Can We Know God?

People have the tendency to answer this question in one of two ways: Some of us tend to treat God like he is knowable and near. Others see God as far off and incomprehensible. The interesting thing is that he is both!

Scripture does reveal that God can never fully be known. The Psalmist tells us that “Great is the LORD, and greatly to be praised, and his greatness is unsearchable,” (Psalm 145:3). Paul adds to this idea, observing that “the Spirit searches everything, even the depths of God,” and later notes that, “no one comprehends the things of God except the Spirit of God” (1 Corinthians 2:10-12). David further emphasizes this when he says that, “Such knowledge is too wonderful for me; it is high, I cannot attain it” (Psalm 139:6; cf. 17). This idea is ultimately summed from the very mouth of God,

For my thoughts are not your thoughts, neither are your ways my ways, declares the LORD. For as the heavens are higher than the earth, so are my ways higher than your ways and my thoughts than your thoughts (Isaiah 55:8-9).
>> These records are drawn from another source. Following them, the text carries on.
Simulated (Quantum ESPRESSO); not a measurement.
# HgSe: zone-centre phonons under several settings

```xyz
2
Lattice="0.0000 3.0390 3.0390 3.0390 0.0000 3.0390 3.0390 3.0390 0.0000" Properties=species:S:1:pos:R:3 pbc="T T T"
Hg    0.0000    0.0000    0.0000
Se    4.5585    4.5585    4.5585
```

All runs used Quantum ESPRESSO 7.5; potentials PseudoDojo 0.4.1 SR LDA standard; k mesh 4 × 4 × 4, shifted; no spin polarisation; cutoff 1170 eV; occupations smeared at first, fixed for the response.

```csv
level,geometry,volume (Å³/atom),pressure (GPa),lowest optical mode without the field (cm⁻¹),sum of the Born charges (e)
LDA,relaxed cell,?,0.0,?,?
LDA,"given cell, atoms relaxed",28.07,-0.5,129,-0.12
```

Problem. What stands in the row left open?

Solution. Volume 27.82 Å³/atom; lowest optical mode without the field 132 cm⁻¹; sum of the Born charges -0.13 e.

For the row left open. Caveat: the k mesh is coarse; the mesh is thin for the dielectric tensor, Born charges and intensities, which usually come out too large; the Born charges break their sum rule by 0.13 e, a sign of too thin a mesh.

Although God cannot be known completely, we can know true things about him. For example, we know that God is love (1 John 4:8), God is light (1 John 1:5), God is spirit (John 4:24), and that God is just or righteous (Romans 3:26). These aspects of God have been revealed to us in Scripture. However, more than mere facts can be known about God.

“Thus says the LORD: ‘Let not the wise man boast in his wisdom, let not the mighty man boast in his might, let not the rich man boast in his riches, but let him who boasts boast in this, that he understands and knows me, that I am the LORD who practices steadfast love, justice, and righteousness in the earth. For in these things I delight, declares the LORD.'” (Jeremiah 9:23-24).

Scripture tells us that we can know more than facts about God – we can actually know him as a personal being! Even more, what this passage tells us is that our source of joy should come from knowing God and not from our riches, wisdom, or might. Another significant passage comes from the Gospel of John, “Now this is eternal life: that they may know you, the only true God, and Jesus Christ, whom you have sent,” (John 17:3). John later writes in his epistle, “I write to you, children, because you know the Father,” (1 John 2:13). God can be known, and in knowing God we should take great joy, for by knowing God, we can pray to him, hear him, and commune in his presence.

See main article: http://www.theopedia.com/Knowability_of_God

One Response to Can We Know God?

  1. Great post Aaron! I was just reading something last night goes along with this somewhat. I think your post helped make even more sense of it:

    “One of the more obvious effects [of your view of God and hermeneutics] arises through differences in people’s ideas of rationality. Typically people who reject the Trinity do so on account of its alleged irrationality, and substitute for it a rationalistic conception of God, tailored to the expectations of fallen man. Man’s fallen reason becomes the measure of what God can or cannot be. And then, of course, one can expect human reason to lord it over the interpretation of the words and works of God as well.”

    “By contrast, in Trinitarian theology we confess both the incomprehensibility of God, due to his infinity, and his knowability due to his revelation of himself both in Scripture and in the world (Romans 1:18-23). This signals both the accessibility of truth and the incomprehensibility of the totality of truth, and prepares the way for approaching interpretation in a rational, but not rationalistic, way.” (>>)

    Again, good stuff.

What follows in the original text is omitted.